But the real underlying question is generally that of social authority. What "God" is in American Protestantism and the discourse set up by it (which operates within its bounds but allows the question to be answered either way) is the Boss of It All. And the question is whether you should obey this imaginary boss. This boss is imaginary but is the analogue of existing social domination considered as binding moral authority wherever it is found. What people who want you to believe in God generally mean is that they expect you to obey. What they fear is a world where too many people don't. Let's talk about that, it may be interesting.

Since religion means “re-binding,” the most consistent religious practice might well be a masochism. Such a notion would be wholly consistent with the long tradition of mostly Christian erotic mysticism. This would be one approach to social domination, its contraries being sadism, which enjoys not its own subjection but the other’s destruction as affirmation of one’s own powers, and cynicism, which is the posture of the frustrated master.
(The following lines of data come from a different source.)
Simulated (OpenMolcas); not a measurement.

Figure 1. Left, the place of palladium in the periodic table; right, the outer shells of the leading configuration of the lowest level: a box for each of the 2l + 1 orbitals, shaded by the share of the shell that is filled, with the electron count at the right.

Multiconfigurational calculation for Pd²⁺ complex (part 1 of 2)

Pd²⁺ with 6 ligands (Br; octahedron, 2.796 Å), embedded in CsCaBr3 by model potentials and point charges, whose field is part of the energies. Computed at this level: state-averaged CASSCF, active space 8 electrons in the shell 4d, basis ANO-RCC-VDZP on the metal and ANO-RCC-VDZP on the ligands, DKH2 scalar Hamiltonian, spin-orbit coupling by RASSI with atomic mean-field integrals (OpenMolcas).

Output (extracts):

Religion’s spiritual exercises were replaced by art and psychoanalysis; this did not replace the divine but transformed it. In the West, this shift began in the 6th century BC with tragedy and philosophy, which broke with religion by reducing it to mere poetic figures, rather than, as in the Jewish world, modernizing it. The Jews did not invent God; they made him an ethical subject as they broke with religion’s reliance until then on myth and magic. The modern Protestant God lives in a wholly secular world, where he is nothing more than the Boss whom believers are supposed to obey. Most often they believe in the same things their more fully secular fellow citizens (abandoning beliefs that claim scientific status but have none) but with more of a compulsive determination. “Don’t ask me what it means, it means only and exactly what it says, but: We really mean it, man”; thus, it is “true.”